Embracing Additive Manufacturing

So, what is additive manufacturing, you might ask? Additive manufacturing is a little like the replicators in the Star Trek universe, which allow the captain to order Tea, Earl Grey, hot and have a cup filled with liquid appear fully formed and ready for consumption. We are not quite to that level, but today's 3D printers perform additive manufacturing by taking a 3D model of a object stored in a computer, translating it into a series of very thin layers, and then building the object one layer at a time, stacking up material until the object is ready for use.

tip_4c.eps  3D printers are much like the familiar desktop printer you already use at work or in your home to create copies of documents transmitted electronically or created on your computer, except that a 3D printer creates a solid three-dimensional object out of a variety of materials, not just a simple paper document.

Since the time of Johannes Gutenberg, creating multiple printed documents has brought literacy to the world. Today, when you click the Print button in a word processor application, you merge the functions of writers, stenographers, editors (spellcheck), layout, illumination (coloring and adding in images), and press reproduction all into a single task, and with the click of a few more buttons, you can post the document you create onto the Internet and allow it to be shared, downloaded, and printed out by others all over the world.

3D printing does the exact same thing for objects: Designs and virtual 3D models for physical objects can be shared, downloaded, and then printed out into physical form. It's hard to imagine what Johannes Gutenberg would have made of that.

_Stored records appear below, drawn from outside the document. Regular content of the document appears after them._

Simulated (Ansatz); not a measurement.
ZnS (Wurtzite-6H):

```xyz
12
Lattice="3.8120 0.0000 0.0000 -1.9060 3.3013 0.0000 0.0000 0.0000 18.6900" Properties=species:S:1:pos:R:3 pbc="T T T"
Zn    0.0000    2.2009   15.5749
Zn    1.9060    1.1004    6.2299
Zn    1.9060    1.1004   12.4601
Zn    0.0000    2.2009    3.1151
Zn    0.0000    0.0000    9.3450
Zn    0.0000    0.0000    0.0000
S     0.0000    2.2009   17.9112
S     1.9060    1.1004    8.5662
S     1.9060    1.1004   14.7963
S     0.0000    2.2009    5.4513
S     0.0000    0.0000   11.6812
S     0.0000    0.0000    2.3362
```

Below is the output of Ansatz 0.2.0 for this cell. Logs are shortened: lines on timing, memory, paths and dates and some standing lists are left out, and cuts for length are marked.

Defining additive manufacturing

Why is additive manufacturing called additive? Additive manufacturing works by bringing the design of an object — its shape — into a computer model, then dividing that model into separate layers that can stack atop another to form the final object. It reimagines a three-dimensional object as a series of stackable layers that, when added together, forms the finished object. (See Figure 1-2.) Whether this object is a tea cup or a house, the process starts with the base layer and then builds up each additional layer until the full object has been completed.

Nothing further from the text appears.